RAM memory consumption in compressed models

fnak · January 14, 2022, 2:08pm

I am running the following compression/optimization algorithms on my model:
1- pruning
2- fusion
3- quantization

I am using a profiler to monitor the memory usage on the models as follows:

prof = torch.profiler.profile(
        activities=[torch.profiler.ProfilerActivity.CPU],
        on_trace_ready=torch.profiler.tensorboard_trace_handler(logPath),
        profile_memory=True,
        record_shapes=True,
        with_stack=True)

prof.start()

for image, label in test_loader:

    with torch.no_grad():
        output, min_distances = model(image)
    all_preds = torch.cat((all_preds, output)  ,dim=0)
    all_labels = torch.cat((all_labels, label) ,dim=0)

    prof.step()

prof.stop()

Weirdly enough, I am monitoring the peak memory (RAM) usage of the aforementioned models (originally trained model, pruned model, fused and quantized model) and it seems to get higher in every single one.

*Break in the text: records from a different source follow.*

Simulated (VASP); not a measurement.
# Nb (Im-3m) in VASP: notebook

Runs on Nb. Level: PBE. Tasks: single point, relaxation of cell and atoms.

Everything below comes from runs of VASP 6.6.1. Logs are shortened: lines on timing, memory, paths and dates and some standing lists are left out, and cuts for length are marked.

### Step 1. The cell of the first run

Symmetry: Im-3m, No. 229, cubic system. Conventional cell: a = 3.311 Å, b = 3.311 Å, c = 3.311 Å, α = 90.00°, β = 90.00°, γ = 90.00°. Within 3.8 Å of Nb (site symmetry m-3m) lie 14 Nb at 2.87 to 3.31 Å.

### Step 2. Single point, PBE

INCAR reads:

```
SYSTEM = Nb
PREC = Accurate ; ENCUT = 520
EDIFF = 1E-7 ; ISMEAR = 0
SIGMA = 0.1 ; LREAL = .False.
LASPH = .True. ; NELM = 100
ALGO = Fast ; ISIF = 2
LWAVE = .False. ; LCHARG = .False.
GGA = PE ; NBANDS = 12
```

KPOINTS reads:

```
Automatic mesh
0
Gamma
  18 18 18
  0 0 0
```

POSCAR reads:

While I can see the file size difference and inference speed of the quantized model, it does however have a higher peak memory usage.

Question 1: Is this a normal behavior? because I understand that pruning in pytorch might not have any effect on the model, but quantization should.
Question 2: Am I measuring memory (RAM) usage correctly? or is there a better way to do it?

Thanks